World Revolution Against Monarchy
The tragedy of the French and Russian Revolutions:
A warning to the uninitiated who think bloody revolutions are made by ordinary people FOR ordinary people.
."France received her revolutionary ideas without exception from England......"
Oswald Spengler, "Decline of the West" p.403
Both these revolutions were designed to and achieved the overthrow of the monarchy in France and Russia, with terrible and bloody results which no sane person could regard as beneficial to the people as a whole and were a tragic lesson to many of the chief participants, who, having helped to overthrow the restraints which underpin a stable society, became themselves the victims and were exterminated in their turn.
The French Revolution was an un-necessary tragedy because much needed reforms were on their way with the King Louis XVI attempting to oversee their progress, and the picture of the downtrodden peasantry was false and according to several English observers like Arthur Young the situation was far worse in England than in France, whose peasants Young found strong and happy.
Before we look briefly at the measures which the King tried to take, let us examine also the groups which "opposed these reforms" and why.

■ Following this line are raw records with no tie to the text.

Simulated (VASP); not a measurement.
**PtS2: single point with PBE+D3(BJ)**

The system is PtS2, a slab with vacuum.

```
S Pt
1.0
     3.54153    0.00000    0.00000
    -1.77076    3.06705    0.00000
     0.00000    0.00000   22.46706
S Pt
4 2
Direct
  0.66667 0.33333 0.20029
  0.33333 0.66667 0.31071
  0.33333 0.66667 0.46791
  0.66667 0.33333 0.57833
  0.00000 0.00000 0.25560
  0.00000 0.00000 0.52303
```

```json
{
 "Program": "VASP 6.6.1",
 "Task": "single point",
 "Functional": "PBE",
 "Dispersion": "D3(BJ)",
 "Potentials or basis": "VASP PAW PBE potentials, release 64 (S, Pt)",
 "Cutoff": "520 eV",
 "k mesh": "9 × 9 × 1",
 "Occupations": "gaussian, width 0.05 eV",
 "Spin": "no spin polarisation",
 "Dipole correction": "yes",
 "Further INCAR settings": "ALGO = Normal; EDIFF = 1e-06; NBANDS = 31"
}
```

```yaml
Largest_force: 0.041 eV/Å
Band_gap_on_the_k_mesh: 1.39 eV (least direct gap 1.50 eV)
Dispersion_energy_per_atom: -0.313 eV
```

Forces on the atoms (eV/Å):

The Orléanistes, under the Duc d'Orléans who used his immense wealth to pay the mobs to riot and other unsavory members of the aristocracy who had for one reason or other fallen foul of the Royal Court (and in the case of the Duc who had been exiled) and wished their revenge. Some of these reserved special hatred for Marie Antoinette to whom they had made sexual overtures and had been rebuffed and they too wanted revenge.
The Subversives, both in France and from abroad, chiefly Prussia, who merely wanted to destroy everything - to quote two:
"All
memories of history, all prejudices resulting from community of interest and of
origin,
all must be renewed in France; we wish only to date from today" -
Barrère
"To
make the people happy their ideas must be reconstructed, laws must be changed,
morals must be changed,
men must be changed, things must be changed,
everything, yes, everything must be destroyed,
since everything must be re-made"
- Rabaud de Saint-Etienne.** He was one of those exterminated by
the terror they unleashed !!
The
Prussians
- because of the alliance of France with Austria through the marriage of
Marie-Antoinette to Louis XVI, who sent agents to spy and to de-stabilise
the country.
The grain
monopolisers, who cornered the market as far as they could
and thereby worsened the threat of famine caused by a bad harvest around
Paris region, thereby obstructing the King and his ministers moving
grain around to where it was short.
The
revolutionary intellectuals whose
literature went to the educated bourgoisie.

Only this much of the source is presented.